2012-10-30 18:11 ` Stefan Zager
2012-11-02 21:49 ` Stefan Zager
@ 2012-11-03 15:42 ` Jens Lehmann
2012-11-03 18:44 ` Phil Hord
1 sibling, 1 reply; 15+ messages in thread
From: Jens Lehmann @ 2012-11-03 15:42 UTC (permalink / raw)
To: Stefan Zager; +Cc: git, Heiko Voigt, Junio C Hamano
Am 30.10.2012 19:11, schrieb Stefan Zager:
> This is a refresh of a conversation from a couple of months ago.
>
> I didn't try to implement all the desired features (e.g., smart logic
> for passing a -j parameter to recursive submodule invocations), but I
> did address the one issue that Junio insisted on: the code makes a
> best effort to detect whether xargs supports parallel execution on the
> host platform, and if it doesn't, then it prints a warning and falls
> back to serial execution.
I suspect not passing on --jobs recursively like you do here is the
right thing to do, as that would give exponential growth of jobs with
recursion depth, which makes no sense to me.

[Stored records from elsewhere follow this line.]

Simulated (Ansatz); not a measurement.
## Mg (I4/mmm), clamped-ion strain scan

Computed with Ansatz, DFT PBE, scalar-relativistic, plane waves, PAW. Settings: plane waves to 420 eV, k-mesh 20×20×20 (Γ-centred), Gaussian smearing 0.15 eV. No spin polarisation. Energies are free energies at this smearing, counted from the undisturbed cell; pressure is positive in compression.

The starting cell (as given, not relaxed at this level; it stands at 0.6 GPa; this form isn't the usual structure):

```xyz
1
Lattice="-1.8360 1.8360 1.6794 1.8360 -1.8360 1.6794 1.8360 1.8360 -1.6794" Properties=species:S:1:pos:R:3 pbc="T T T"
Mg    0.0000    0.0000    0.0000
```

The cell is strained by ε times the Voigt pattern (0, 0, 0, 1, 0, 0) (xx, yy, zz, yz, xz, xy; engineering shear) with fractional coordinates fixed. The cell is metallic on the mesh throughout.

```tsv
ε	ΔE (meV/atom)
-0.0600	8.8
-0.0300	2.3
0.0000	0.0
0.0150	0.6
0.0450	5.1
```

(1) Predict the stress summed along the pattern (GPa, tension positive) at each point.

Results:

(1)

A still unsolved issue is the unstructured output from the different
update jobs. It'll be hard (if not impossible) to see in what submodule
which update took place (or failed). I think we should have a solution
for that too (maybe one of those Heiko mentioned or something as simple
as implying "-q"?).
> Stefan
>
> On Tue, Oct 30, 2012 at 11:03 AM, <szager@google.com> wrote:
>> The --jobs parameter may be used to set the degree of per-submodule
>> parallel execution.
>
>> Signed-off-by: Stefan Zager <szager@google.com>
>> ---
>> Documentation/git-submodule.txt | 8 ++++++-
>> git-submodule.sh | 40 ++++++++++++++++++++++++++++++++++++++-
>> 2 files changed, 46 insertions(+), 2 deletions(-)
>>
>> diff --git a/Documentation/git-submodule.txt b/Documentation/git-submodule.txt
>> index b4683bb..cb23ba7 100644
>> --- a/Documentation/git-submodule.txt
>> +++ b/Documentation/git-submodule.txt
>> @@ -14,7 +14,8 @@ SYNOPSIS
>> 'git submodule' [--quiet] status [--cached] [--recursive] [--] [<path>...]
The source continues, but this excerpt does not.